Q: What is the direct impact of inflation on Egyptians?
A: The economic crisis has hit civilians hard. 30% of Egyptians already live under the poverty line, and consumers are increasingly unable to buy food and other necessities. Many have had to cut down significantly on meat, fruits and dairy, and foods that were once considered staples are now luxuries.
The cost of living has surged, many Egyptians face depleted savings, and import restrictions have caused layoffs.
Q: How has the government responded to the crisis?
A: The Egyptian government has tried multiple solutions to mitigate the crisis, but has found little relief. Efforts include curbing state spending and putting costly projects on hold. The Central Bank raised interest rates four times over the course of 2022 to combat inflation.
The government has also been seeking assistance from the international community and, in October, reached a preliminary deal with the IMF for a loan of $3 billion. However, this deal may cause the situation to worsen before it gets better; as part of the agreement, Egypt committed to establishing a relatively flexible exchange rate, immediately causing the Egyptian pound to further depreciate.

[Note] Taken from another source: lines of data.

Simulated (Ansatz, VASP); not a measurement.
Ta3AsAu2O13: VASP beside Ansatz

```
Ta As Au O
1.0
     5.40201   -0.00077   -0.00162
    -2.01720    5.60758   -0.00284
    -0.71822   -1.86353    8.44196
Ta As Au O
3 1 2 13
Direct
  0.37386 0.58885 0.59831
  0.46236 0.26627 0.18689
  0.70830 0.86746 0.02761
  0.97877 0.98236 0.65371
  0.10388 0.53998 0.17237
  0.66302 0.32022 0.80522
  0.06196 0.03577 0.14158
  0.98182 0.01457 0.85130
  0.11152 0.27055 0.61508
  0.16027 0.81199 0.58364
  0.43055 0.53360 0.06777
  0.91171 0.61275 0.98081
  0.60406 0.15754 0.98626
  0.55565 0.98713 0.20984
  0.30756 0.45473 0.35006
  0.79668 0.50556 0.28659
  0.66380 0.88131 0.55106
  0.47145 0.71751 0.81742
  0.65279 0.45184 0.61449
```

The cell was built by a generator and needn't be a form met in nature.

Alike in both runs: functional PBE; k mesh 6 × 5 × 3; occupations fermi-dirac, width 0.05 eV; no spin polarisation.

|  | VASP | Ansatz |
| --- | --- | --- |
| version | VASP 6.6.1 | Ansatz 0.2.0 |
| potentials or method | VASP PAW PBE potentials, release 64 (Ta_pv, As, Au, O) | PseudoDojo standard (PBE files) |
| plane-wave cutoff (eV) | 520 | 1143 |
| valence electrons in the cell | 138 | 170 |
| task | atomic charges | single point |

On January 16, 2023, the government announced that it would start selling discounted bread to low-income Egyptians hit hardest by the crisis.
Q: How does Egypt’s inflation impact the rest of the MENA region?
A: Several of Egypt’s neighbors are concerned by the economic collapse. Other countries in the MENA region, such as Saudi Arabia, Qatar, and the UAE, have pledged billions in foreign aid in order to bolster Egypt’s foreign monetary reserves.